Is there any program for fuzzy string matching, which provides a match score?
I have list of strings in file A
and file B
. I want to take each string in file A and find the most similar string in file B.
For this, I am looking for a tool that provides fuzzy comparing.
for example:
$ fuzzy_compare "Some string" "Some string"
100
Where 100 is some equality ratio. For example Levenshtein distance.
Is there any utility? I don't want to reinvent the wheel.
Solution 1:
I found this page which provides implementations of the Levenshtein distance algorithm in different languages. So, for example in bash, you could do:
#!/bin/bash
function levenshtein {
if [ "$#" -ne "2" ]; then
echo "Usage: $0 word1 word2" >&2
elif [ "${#1}" -lt "${#2}" ]; then
levenshtein "$2" "$1"
else
local str1len=$((${#1}))
local str2len=$((${#2}))
local d i j
for i in $(seq 0 $(((str1len+1)*(str2len+1)))); do
d[i]=0
done
for i in $(seq 0 $((str1len))); do
d[$((i+0*str1len))]=$i
done
for j in $(seq 0 $((str2len))); do
d[$((0+j*(str1len+1)))]=$j
done
for j in $(seq 1 $((str2len))); do
for i in $(seq 1 $((str1len))); do
[ "${1:i-1:1}" = "${2:j-1:1}" ] && local cost=0 || local cost=1
local del=$((d[(i-1)+str1len*j]+1))
local ins=$((d[i+str1len*(j-1)]+1))
local alt=$((d[(i-1)+str1len*(j-1)]+cost))

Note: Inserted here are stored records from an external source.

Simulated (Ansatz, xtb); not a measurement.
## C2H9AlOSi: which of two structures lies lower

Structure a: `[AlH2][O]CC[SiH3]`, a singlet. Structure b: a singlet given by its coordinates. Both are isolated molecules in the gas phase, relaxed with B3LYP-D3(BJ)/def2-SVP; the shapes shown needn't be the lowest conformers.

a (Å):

d[i+str1len*j]=$(echo -e "$del\n$ins\n$alt" | sort -n | head -1)
done
done
echo ${d[str1len+str1len*(str2len)]}
fi
}
while read str1; do
while read str2; do
lev=$(levenshtein "$str1" "$str2");
printf '%s / %s : %s\n' "$str1" "$str2" "$lev"
done < "$2"
done < "$1"
Save that as ~/bin/levenshtein.sh
, make it executable (chmod a+x ~/bin/levenshtein.sh
) and run it on your two files. For example:
$ cat fileA
foo
zoo
bar
fob
baar
$ cat fileB
foo
loo
baar
bob
gaf
$ a.sh fileA fileB
foo / foo : 0
foo / loo : 1
foo / baar : 4
foo / bob : 2
foo / gaf : 3
zoo / foo : 1
zoo / loo : 1
zoo / baar : 4
zoo / bob : 2
zoo / gaf : 3
bar / foo : 3
bar / loo : 3
bar / baar : 1
bar / bob : 2
bar / gaf : 2
fob / foo : 1
fob / loo : 2
fob / baar : 4
fob / bob : 1
fob / gaf : 3
baar / foo : 4
baar / loo : 4
baar / baar : 0
baar / bob : 3
baar / gaf : 3
That's fine for a few patterns but will get very slow for larger files. If that's an issue, try one of the implementations in other languages. For example Perl:
#!/usr/bin/perl
use List::Util qw(min);
sub levenshtein
{
my ($str1, $str2) = @_;
my @ar1 = split //, $str1;
my @ar2 = split //, $str2;
my @dist;
$dist[$_][0] = $_ foreach (0 .. @ar1);
$dist[0][$_] = $_ foreach (0 .. @ar2);
foreach my $i (1 .. @ar1) {
foreach my $j (1 .. @ar2) {
my $cost = $ar1[$i - 1] eq $ar2[$j - 1] ? 0 : 1;
$dist[$i][$j] = min(
$dist[$i - 1][$j] + 1,
$dist[$i][$j - 1] + 1,
$dist[$i - 1][$j - 1] + $cost
);
}
}
return $dist[@ar1][@ar2];
}
open(my $fh1, "$ARGV[0]");
open(my $fh2, "$ARGV[1]");
chomp(my @strings1=<$fh1>);
chomp(my @strings2=<$fh2>);
foreach my $str1 (@strings1) {
foreach my $str2 (@strings2) {
my $lev=levenshtein($str1, $str2);
print "$str1 / $str2 : $lev\n";
}
}
As above, save the script as ~/bin/levenshtein.pl
and make it executable and run it with the two files as arguments:
~/bin/levenstein.pl fileA fileB
Even in the very small files used here, the Perl approach is 10 times faster than the bash one:
$ time levenshtein.sh fileA fileB > /dev/null
real 0m0.965s
user 0m0.070s
sys 0m0.057s
$ time levenshtein.pl fileA fileB > /dev/null
real 0m0.011s
user 0m0.010s
sys 0m0.000s
Solution 2:
I am aware that this is a very old thread but I found it because I was looking for the same thing. And I found it:
The fstrcmp
command will do exactly what you are asking:
> fstrcmp "Some string" "Some string"
1.0000
> fstrcmp "Some string" "Other string"
0.6957
> fstrcmp "Some string" "Pangalactic garglebalster"
0.2222
According to the manpage, the resulting numbers are the edit distance which I take to be the same as Levenshtein distance.